Mike Pence to stop North Korea 'hijacking' Winter Olympics, aide says

North Korean figure skater Ryom Tae-ok in training with her partner Kim Ju-sik. North and South Korea will march under one flag at the Games.
The North Korean figure skater Ryom Tae-ok in training with her partner Kim Ju-sik. North and South Korea will march under one flag at the Games. Photograph: Jamie Squire/Getty Images

The vice-president, Mike Pence, will stop North Korea “hijacking” the Winter Olympics, an aide said on Sunday, by using his own presence at the Games to remind the world “everything the North Koreans do at the Olympics is a charade to cover up the fact that they are the most tyrannical and oppressive regime on the planet”.

Such rhetoric contrasts with recent diplomatic exchanges between North and South Korea. The two countries will march under one flag at the Games, which begin in Pyeongchang on Friday. They will also field a joint women’s ice hockey team.

Diplomacy around the Games has been hailed as a success, at odds with confrontational and inflammatory rhetoric from the White House and Pyongyang since Donald Trump became president last year.

Kim Jong-un’s pursuit of a nuclear weapon deliverable to US soil has fuelled tension, as have Trump’s aggressive speeches and tweets on the subject. Last month, a false alarm of an incoming ballistic missile spread panic in Hawaii.

Trump, who has repeatedly threatened military action, criticised North Korea in his State of the Union speech to Congress this week, at which a North Korean defector was a praised guest.

A spokesperson for North Korea’s foreign ministry said on Sunday the speech reflected “the height of Trump-style arrogance, arbitrariness and self-conceit”.

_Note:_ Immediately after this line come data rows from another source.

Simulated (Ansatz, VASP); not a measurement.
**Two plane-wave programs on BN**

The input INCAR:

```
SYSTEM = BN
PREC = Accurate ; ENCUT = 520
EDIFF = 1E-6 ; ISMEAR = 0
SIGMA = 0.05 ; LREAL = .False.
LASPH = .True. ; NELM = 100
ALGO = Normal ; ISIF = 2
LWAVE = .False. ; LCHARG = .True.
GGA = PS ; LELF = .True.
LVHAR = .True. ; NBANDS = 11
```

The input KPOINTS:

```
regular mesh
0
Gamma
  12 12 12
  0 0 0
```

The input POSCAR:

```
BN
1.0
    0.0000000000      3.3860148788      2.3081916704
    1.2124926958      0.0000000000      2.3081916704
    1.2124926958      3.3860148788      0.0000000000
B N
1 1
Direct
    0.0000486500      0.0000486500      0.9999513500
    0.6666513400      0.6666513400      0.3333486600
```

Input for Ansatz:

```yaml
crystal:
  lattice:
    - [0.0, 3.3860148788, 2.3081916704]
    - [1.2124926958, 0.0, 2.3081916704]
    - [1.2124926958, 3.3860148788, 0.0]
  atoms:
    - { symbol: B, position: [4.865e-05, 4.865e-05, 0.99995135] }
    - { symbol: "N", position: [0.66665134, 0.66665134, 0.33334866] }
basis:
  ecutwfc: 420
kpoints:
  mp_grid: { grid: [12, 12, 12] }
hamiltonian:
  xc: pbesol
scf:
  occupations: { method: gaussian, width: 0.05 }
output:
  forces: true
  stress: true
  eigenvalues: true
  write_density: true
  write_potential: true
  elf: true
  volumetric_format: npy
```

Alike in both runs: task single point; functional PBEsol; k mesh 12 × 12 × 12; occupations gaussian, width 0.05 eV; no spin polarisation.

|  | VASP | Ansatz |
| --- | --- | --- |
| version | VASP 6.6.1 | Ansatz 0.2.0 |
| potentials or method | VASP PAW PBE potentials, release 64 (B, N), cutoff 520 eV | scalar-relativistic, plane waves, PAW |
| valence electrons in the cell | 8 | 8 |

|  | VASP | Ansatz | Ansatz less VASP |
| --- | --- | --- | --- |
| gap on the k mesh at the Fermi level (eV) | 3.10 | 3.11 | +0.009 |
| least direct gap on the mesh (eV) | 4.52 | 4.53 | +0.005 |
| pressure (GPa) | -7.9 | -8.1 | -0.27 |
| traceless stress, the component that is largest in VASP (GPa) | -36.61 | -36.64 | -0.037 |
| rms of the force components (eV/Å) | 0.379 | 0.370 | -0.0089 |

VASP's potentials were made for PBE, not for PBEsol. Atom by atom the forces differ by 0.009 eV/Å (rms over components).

Pence is due to attend the Olympics opening ceremony and some early events, as part of an Asia tour.

The Axios website quoted the unidentified aide to the vice-president as saying: “At every opportunity, the VP will point out the reality of the oppression in North Korea by a regime that has enslaved its people. We will not allow North Korea’s propaganda to hijack the messaging of the Olympics.

“We are seeing unprecedented level of international cooperation on the maximum pressure strategy targeting the Kim [Jong-un] regime, and the vice-president will make clear that this maximum pressure campaign will only intensify.”

Axios quoted another unidentified government source as saying: “North Korea wants to make this about cute photo ops. The vice-president is countering North Korea’s desire to control the message.

“We’re not going to cede two weeks of world media to North Korea.”

In January, Trump spoke approvingly of the Olympic rapprochement, for which he appeared to take credit.

He said: “A lot of people have said and a lot of people have written that without my rhetoric and without my tough stance – and it’s not just a stance, I mean this is what has to be done – that they wouldn’t be talking about Olympics, they wouldn’t be talking right now.”